Laura has taught collegiate mathematics and holds a master's degree in pure mathematics.

In this lesson, we will learn what it means for a function to be increasing. We will also learn how to determine if a given function is increasing by observing its graph and working with its derivative.

Let's imagine we are out for a walk. We are walking up a hill, and we notice that our height above sea level is increasing as the amount of time we are walking is increasing. If we were to consider our height above sea level, *y*, as a function of the amount of time we are walking, *x*, we would say that *y* is increasing as *x* is increasing while we are on that hill. In mathematics, we would say that when we are walking uphill, our function is an **increasing function**.

There are functions that are always increasing. For example, imagine you are at the store and you are buying some baseballs that costs $3 each. Your total cost, call it *c*, is a function of how many baseballs you buy, call it *x*, and can be represented as *c*(*x*) = 3*x*. Notice that your total cost will always go up as the number of baseballs you buy goes up. This function is always increasing. When a function is always increasing, we call it a **strictly increasing function**.

We see why our walking example is not a strictly increasing function. Sometimes the road or trail we are walking on goes uphill, sometimes it goes downhill, and sometimes, it is flat, so this is not strictly increasing if we consider the whole time we are walking. Therefore, we say the function is increasing during the time intervals that we are walking uphill.

It is easy to understand that when there are downhill sections on our walk, our function is only increasing during certain time intervals of our walk. Namely, when we are going uphill. You may wonder what this means for a function when it is constant or in terms of our walking function, when the road is flat. In other words, what if we were to go for a walk and our route consisted only of flat sections and uphill sections with no downhill sections? When this is the case, we would still say that our function representing this walk is increasing, but we wouldn't say that it is strictly increasing. However, if we were to go on a walk that was strictly uphill with no downhill or flat sections, then we would say the function representing this walk is strictly increasing.

Let's explain this further by observing the graphs of functions.

It is easy to determine if a function is increasing by observing the graph of a function. When a function is increasing, the graph of the function is rising from left to right. Consider the function *f*(*x*) = 2^*x*. The graph of this function is shown below.

Notice that this graph is always rising from left to right. It is easy to see that the function is strictly increasing. Now consider the function *g*(*x*) = *x*^2 shown in the graph below.

We see that the graph is falling from left to right when *x*<0 and it is rising from left to right when *x*>0. Thus, we wouldn't call this function strictly increasing since it's not increasing everywhere. Instead, we would say that *g*(*x*) = *x*^2 is an increasing function when *x*>0.

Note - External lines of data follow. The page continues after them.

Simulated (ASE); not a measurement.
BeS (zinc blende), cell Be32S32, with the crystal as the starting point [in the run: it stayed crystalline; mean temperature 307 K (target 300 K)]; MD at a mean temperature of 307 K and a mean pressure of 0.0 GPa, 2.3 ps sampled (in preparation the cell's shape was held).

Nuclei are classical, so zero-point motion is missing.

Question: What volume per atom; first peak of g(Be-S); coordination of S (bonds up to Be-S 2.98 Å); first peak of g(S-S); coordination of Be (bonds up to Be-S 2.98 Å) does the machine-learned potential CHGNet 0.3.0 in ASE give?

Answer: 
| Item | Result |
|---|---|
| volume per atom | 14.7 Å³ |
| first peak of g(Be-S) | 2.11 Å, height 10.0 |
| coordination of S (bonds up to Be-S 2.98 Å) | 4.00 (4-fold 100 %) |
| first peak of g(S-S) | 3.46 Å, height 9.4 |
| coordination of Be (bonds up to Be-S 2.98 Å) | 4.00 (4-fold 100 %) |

When the graph of a function is always rising from left to right, it is a strictly increasing function. When it is always rising from left to right or flat, then it is an increasing function, but not a strictly increasing function. Lastly, when the graph is rising and falling from left to right on different intervals, then the function is only increasing on certain intervals.

When we are unable to observe the graph of a function, we can use the derivative of the function to determine if it is increasing. As a reminder, the derivative of a function is the rate of change of *y* with respect to *x* at a given point of a function. When we think about this, we notice that if the rate of change is positive, then *y* is increasing as *x* is increasing, and this is the definition of an increasing function. Therefore, if the derivative of a function is positive, then the function is increasing.

Let's consider our example of *g*(*x*) = *x*^2. The derivative of *g*(*x*) = *x*^2 is *g* ' (*x*) = 2*x*. Since we are multiplying *x* by the positive number 2, it is easy to see that *g* ' is positive when *x* is positive and negative when *x* is negative. This tells us that *g* is increasing when *x* is positive, just like we observed in its graph.

Now consider our baseball example represented by the function *c*(*x*) = 3*x*. The derivative of this function is *c* ' (*x*) = 3. We know that 3 is always positive, so what does this tell us? You guessed it, the function *c*(*x*) is always increasing, so it is a strictly increasing function. We can observe this by looking at the graph of *c*(*x*) = 3*x*.

A function is said to be increasing if *y* is increasing when *x* is increasing. When a function is always increasing, we say the function is strictly increasing. We've seen what the graph of a function looks like when it is increasing. When a function is increasing, its graph rises from left to right. When we are unable to observe the graph of a function, we can check the derivative of the function to determine if it is increasing. When a function's derivative is positive, the function is increasing. When we use all of this information together, we get a thorough understanding of what it means for a function to be increasing. You may never look at going for a walk the same again!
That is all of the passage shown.